With casting no object conversion or transformation of any kind is happening.
Just imagine you have the following class structure:
class Mammal { }
class Human extends Mammal { }
class Dog extends Mammal { }
Now when you create a new instance of Human with Human human = new Human();
that will also be a Mammal, right? So you could write a method like:
public void doSoemthing(Mammal mammal) {
if (mammal instanceof Human) {
Human human = (Human) mammal;
human.doWork();
} else if (mammal instanceof Dog) {
Dog dog = (Dog) mammal;
dog.bark();
}
}
and invoke the method like:
doSomething(new Human());
So your method can take any type of Mammal as an input parameter and in your method you can check what kind of Mammal it really is. So when you pass a new Human()

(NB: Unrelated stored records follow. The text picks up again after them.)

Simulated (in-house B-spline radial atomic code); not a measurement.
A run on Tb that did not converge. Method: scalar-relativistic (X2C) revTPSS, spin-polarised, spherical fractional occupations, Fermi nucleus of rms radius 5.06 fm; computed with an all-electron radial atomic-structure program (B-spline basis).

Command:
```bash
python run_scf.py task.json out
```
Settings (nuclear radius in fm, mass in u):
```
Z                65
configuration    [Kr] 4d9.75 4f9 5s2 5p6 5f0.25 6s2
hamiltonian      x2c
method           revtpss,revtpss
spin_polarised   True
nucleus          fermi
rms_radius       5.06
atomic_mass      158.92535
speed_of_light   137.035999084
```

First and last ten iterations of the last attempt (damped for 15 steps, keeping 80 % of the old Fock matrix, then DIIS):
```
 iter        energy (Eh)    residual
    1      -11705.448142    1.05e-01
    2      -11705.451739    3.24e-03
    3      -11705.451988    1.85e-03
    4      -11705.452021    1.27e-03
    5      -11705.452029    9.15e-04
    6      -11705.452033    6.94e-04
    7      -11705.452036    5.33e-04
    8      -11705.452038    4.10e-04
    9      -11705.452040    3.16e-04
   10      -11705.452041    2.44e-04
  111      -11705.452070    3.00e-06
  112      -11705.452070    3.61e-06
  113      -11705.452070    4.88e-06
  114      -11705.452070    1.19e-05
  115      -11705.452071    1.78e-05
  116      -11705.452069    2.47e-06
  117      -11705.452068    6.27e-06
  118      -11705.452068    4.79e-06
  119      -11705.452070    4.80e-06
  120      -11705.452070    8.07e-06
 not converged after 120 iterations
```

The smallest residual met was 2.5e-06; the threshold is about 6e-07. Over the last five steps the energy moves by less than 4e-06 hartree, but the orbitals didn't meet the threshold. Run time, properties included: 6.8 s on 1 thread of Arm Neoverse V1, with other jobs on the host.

as the input, the object's actual type will be Human. The reason because you can pass a Human to a method expecting a Mammal is because inheritance. So what your method will know is that the input parameter is definitely a Mammal. But it can be any kind of Mammal. If you want to know what the Object's actual type is you can use instanceof
for example. And in this line:
Human human = (Human) mammal;
doesn't mean you are converting the mammal input parameter. It just means that from now on you want to use the input parameter as a Human. And you can do that, because with the isntanceof you check that it's really a Human. You could also do something like this:
public void doExample2(Object input) {
if (input instanceof Integer) {
System.out.println("I am a number");
} else if (input instanceof Graphics) {
System.out.println("I am a Graphics");
}
}
Notice the type of teh input parameter. Object is the base class of everything.
So getting back to your scenario. You do that casting, because from the context of your application the input parameter will always be a Graphics2D, and that's why you can do that casting, and also to use the methods provided by Graphics2D.